I just love it when in the middle of a book you stumble across a paragraph that makes you feel so..something, that you have to read it again. And again. And you never forget it.
At the moment we’re searching for our next family home, something that hopefully we won’t have to move from for a few years and in which these early years of BUB.1 and BUB.2 will continue to play out. We’re moving counties to be closer to my parents so that the BUBs and us can have more time with their grandparents and we get a bit more help and perhaps a trip to the pub. As a twosome.
When we bought this house less than two years ago it was a different story. We knew we had to be within striking distance of London, we wanted a nice city and a period property. We got it all. But I was pregnant with BUB.2 then and I didn’t realise how much more of a juggling act two children is or how much I would like to be closer to my family and them us. Or quite how bad my hair would look if I couldn’t make it to a hairdresser often enough.
This time around, it feels so much more daunting. I’m imagining my family growing up in this house. I feel pressure to get it right. I lie in bed in the early hours sweating about the enormity of the decision, which isn’t like me at all.
We could move to one of our dream locations but the house would be small and we’d probably want to move again pretty soon. As someone who has moved close to 30 times in my life, I’d rather not move again *too* soon. So maybe we can get a bigger house, but I won’t be able to walk out into a busy street with lots going on. I might be stuck in suburbia or a quiet village. Would that be so bad?
And of course, it’s bloody ridiculous. If this is our only worry, then of course we are very, very lucky. And that made me think, rather randomly, about a passage I loved in Michael Cunningham’s brilliant novel The Hours (as an aside, I’m a bit of a Virginia Woolf fan and Mrs Dalloway is my second favourite book of all time).
Here is that passage, in all its simplicity:
“It had seemed like the beginning of happiness, and Clarissa is still sometimes shocked, more than thirty years later to realize that it was happiness; that the entire experience lay in a kiss and a walk. The anticipation of dinner and a book. The dinner is by now forgotten; Lessing has been long overshadowed by other writers. What lives undimmed in Clarissa’s mind more than three decades later is a kiss at dusk on a patch of dead grass, and a walk around a pond as mosquitoes droned in the darkening air. There is still that singular perfection, and its perfect in part because it seemed, at the time, so clearly to promise more. Now she knows: That was the moment, right then. There has been no other.”
To me the notion that while we are planning and waiting for things to happen, things actually do happen, are happening, is just so beautifully expressed here. And like all good literature, it just makes me feel a lot better.
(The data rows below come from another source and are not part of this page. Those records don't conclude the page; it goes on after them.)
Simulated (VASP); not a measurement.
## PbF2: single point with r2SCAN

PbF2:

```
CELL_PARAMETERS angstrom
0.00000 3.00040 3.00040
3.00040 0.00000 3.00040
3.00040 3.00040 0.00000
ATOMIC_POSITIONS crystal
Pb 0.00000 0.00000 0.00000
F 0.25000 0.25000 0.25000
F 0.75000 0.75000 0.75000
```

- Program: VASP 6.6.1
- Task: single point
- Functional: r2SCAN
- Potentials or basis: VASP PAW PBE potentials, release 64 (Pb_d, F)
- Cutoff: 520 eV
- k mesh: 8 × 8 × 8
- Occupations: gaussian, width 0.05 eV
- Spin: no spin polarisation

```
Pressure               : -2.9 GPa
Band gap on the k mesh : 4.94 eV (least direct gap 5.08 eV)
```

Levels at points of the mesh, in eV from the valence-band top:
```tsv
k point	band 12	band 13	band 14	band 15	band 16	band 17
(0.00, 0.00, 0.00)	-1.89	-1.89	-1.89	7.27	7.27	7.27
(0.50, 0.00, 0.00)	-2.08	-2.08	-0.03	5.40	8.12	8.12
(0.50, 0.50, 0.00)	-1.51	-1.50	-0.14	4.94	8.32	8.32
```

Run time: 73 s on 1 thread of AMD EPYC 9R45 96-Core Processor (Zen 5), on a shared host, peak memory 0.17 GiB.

Houses are just backdrops to our life. They are not our life. Whether we drive or walk to school – we will be happy. Whether there are fields outside our window or roads the same as ours – we will be happy. Whether there’s a view from the kitchen, a beautiful bath, a corner shop or theatre nearby, a big driveway, an inviting hallway, big windows, painting to be done, an old kitchen, a funny smell – we will be happy.
We might be inconvenienced, annoyed, irritated, delighted, indifferent to or excited by a house. But it’s what happens inside those four walls – the laughs, the love, the life, the words spoken – that make a life. Life is the play, not the theatre. Although pick the wrong seats and your bum might hurt a bit.
But your review won’t include that, will it?
As John Lennon far more poetically put it: Before you cross the street. Take my hand. Life is what happens to you. While you’re busy making other plans. Beautiful, beautiful, beautiful. Beautiful boy.”